ICFHR2016 Competition on the Classification of Medieval Handwritings in Latin Script

As part of ICFHR 2016 (http://www.nlpr.ia.ac.cn/icfhr2016/competitions.htm), the ICFHR2016 Competition on the Classification of Medieval Handwritings in Latin Script is a competition on Script Classification.
The original announcement appeared at the following URL: https://oriflamms.hypotheses.org/1388.

Task and context

1 Tasks under evaluation

10-Semihybrida (c) IRHT-CIPL
10-Semihybrida (c) IRHT-CIPL

The task to be evaluated in the present competition is the classification of 1000 images of Latin Scripts, from handwritten books dated 500 C.E. to 1600 C.E.

The organizers provided a training data-set consisting in 2000 images of well defined script types. The results are evaluated on images which are not included in the training data-set: a set of 1000 images for task 1 or/and on a set of 2000 images of mixed script type images for task 2.

The complete data-set is thereafter named CLaMM : classification of Latin Medieval Manuscripts

There are 12 pre-defined classes in CLaMM according to the script style.

We propose two possible tasks: task 1 named “Crisp Classification” and task 2 named “Fuzzy Classification”.

Both tasks are independent, and participants have to announce if they want to perform task 1, task 2, or tasks 1 and 2.

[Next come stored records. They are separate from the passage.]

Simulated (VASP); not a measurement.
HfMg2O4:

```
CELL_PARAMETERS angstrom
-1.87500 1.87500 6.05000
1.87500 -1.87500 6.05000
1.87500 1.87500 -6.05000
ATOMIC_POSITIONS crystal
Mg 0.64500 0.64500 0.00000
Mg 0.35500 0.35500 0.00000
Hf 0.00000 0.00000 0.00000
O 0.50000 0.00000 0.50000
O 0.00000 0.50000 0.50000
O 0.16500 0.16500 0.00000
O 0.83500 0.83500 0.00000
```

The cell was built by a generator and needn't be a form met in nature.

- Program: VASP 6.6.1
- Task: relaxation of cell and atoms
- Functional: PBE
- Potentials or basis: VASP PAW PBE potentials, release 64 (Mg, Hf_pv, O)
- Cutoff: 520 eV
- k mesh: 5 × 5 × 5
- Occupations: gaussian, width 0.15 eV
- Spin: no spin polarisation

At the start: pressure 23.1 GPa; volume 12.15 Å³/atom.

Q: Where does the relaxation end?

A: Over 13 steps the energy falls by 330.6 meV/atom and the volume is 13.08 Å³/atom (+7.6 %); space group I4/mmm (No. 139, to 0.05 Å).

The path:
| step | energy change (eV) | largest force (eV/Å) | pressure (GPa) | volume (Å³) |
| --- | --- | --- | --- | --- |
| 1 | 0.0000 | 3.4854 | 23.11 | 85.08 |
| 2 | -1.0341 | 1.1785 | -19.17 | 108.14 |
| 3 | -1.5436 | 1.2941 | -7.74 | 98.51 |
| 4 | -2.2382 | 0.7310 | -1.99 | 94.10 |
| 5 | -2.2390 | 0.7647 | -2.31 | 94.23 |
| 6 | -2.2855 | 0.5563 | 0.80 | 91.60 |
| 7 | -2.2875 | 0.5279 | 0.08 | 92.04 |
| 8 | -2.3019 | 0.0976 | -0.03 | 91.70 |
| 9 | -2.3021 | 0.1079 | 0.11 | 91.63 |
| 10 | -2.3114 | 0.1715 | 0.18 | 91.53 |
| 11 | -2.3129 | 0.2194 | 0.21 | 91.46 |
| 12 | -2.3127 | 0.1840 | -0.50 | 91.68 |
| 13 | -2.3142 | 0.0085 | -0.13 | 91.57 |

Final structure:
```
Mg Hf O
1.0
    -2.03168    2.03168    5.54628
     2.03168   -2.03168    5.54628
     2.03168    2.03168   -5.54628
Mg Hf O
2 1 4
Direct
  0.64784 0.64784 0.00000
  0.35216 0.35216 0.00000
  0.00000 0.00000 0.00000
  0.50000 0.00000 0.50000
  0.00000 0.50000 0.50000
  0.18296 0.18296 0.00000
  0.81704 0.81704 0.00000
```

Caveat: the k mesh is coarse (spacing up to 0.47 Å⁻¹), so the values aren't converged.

  • Task 1 is divided in two steps:
    • The participants will have to provide a “distance matrix” between pairs of images
    • The participants will have to associate a single label to each image
  • Task 2 is also divided in two steps
    • The participants will have to provide a “distance matrix” between pairs of image
    • The participants will have to associate a multi-weighted labeling to each image

Participants are expected to provide the executable files, capable of producing the results of steps 1 and 2 of the respective tasks according to the format that is described in section 2.
In this competition, in task 1 the training data-set and the test data-set encompass well defined script types, in order to make the evaluation possible. In task 2, the test data-set also encompasses mixed script types, which illustrates evolution of Latin scripts.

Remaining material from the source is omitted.